The next day, I went diving again. This time, we went to a ship wreck that was down on the sand at -30m. Now I could actually use my new advanced diving license. It wasn’t as creepy as I expected it to be. I don’t think anybody had died there. It was actually rather cool because people had put props like bicycles down there to take pictures with. I saw a lobster, a big moray eel, a huge barracuda and all the other small fish.
Back on the island, I walked to the end where Coral View and Neptune hotels are located. Wow, snorkeling there was exactly like going diving, there were so many fish and corals and that as soon as you step into the water.
Other than that, I found it too hot to do anything more during the day. There was no a/c in any places I’ve been on the island and there were so many mosquitos and sandflies that I was forced to hide out for a siesta under the fan in my room for a big part of the afternoons. In the end, I counted about 210 bites on my body. I looked as if I had a severe case of the chicken pocks :S
To crown it all, there were tarantulas (eeewww) in every hole in the wall or ground and still there were so many mosquitos.
After the sunset it was more agreeable with mosquitos and the heat. We usually went out to a bar. Cocktails were only about 3$ and smoothies 2.50 🙂
The seahorse bar was amazing. Everything is decorated with all kinds of objects. It’s like a small Park Güell.
Then, there was another cool bar that was on the water on a pier. They left a hole in the ground where you can sit around and look down into the water and watch the fish. The bars were really quiet and so was the whole island. Utila is usually a party place but now in off season we were almost the only tourists.
The last evening, we spent at our hotel because we met a couple from Chile. They were really nice and invited us to a bbq. Vladimir had slow cooked meat ALL afternoon and all we ate was meat but it was one of the most delicious steaks I’ve ever had.
Then we started an early journey back to the mainland again, where Dimitri had to go back to work and I look for more jobs.
One evening, we went to the cinema (4$ which is quite expensive for Honduras :)). It was a HUGE screen and Dimitri said that it wasn’t even the biggest.
I also could visit Dimitri’s mom’s social project in Oruga, where she had built a kindergarten and an auditorium for the community.
The grounds and facilities were very pretty and the kids extremely cute.
On my last day in Honduras, we walked up to the Coca Cola sign that hangs in the forest above the city, like the Hollywood sign in LA. Although it was just a concrete road through the forest it was quite a workout in this humidity. But at least I could stretch my legs a little before my long flights back to Switzerland.
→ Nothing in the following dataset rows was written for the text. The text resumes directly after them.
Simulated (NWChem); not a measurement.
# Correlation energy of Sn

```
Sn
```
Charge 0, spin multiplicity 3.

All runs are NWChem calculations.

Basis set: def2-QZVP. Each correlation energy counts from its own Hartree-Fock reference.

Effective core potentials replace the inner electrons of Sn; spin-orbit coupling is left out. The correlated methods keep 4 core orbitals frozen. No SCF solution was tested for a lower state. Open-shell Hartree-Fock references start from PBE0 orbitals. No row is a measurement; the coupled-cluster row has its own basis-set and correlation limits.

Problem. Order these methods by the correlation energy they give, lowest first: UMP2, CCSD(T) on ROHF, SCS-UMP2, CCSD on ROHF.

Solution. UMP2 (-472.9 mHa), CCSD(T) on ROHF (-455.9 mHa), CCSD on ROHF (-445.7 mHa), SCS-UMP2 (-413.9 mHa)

I had to be at the airport at 10am the next day. Dimitri and his friend Hector kindly waited until I did everything I had to do (including paying 40$ departure tax) and waved once I disappeared on the escalator. I still haven’t completely realized that university will be over when I get back to Switzerland. That my friends now are in different cities all over Switzerland – or the world and that it’s time to open a new chapter again.
But first it will be SAP-Houston/Houston-Newark. A night at an airport hotel (to which my seat neighbor from the plane and her friend that picked her up, spontaneously drove me to because they wanted to make sure I got there quickly and safe at midnight. Such nice people everywhere!!) and then an evening flight to Lisbon the next day, where I’ll spend four days with my mom 🙂
Switzerland is approaching.
When I arrived at the Noosa coach station, the first thing I wanted to do was not leave my bus. It was pouring down so hard that I knew all my things and I would be soaked within seconds. But we all got off, grabbed our bags and then ran to the stand to wait for the hostel bus. That’s where I ran into the British girl from Coffs Harbour again. She was just leaving however.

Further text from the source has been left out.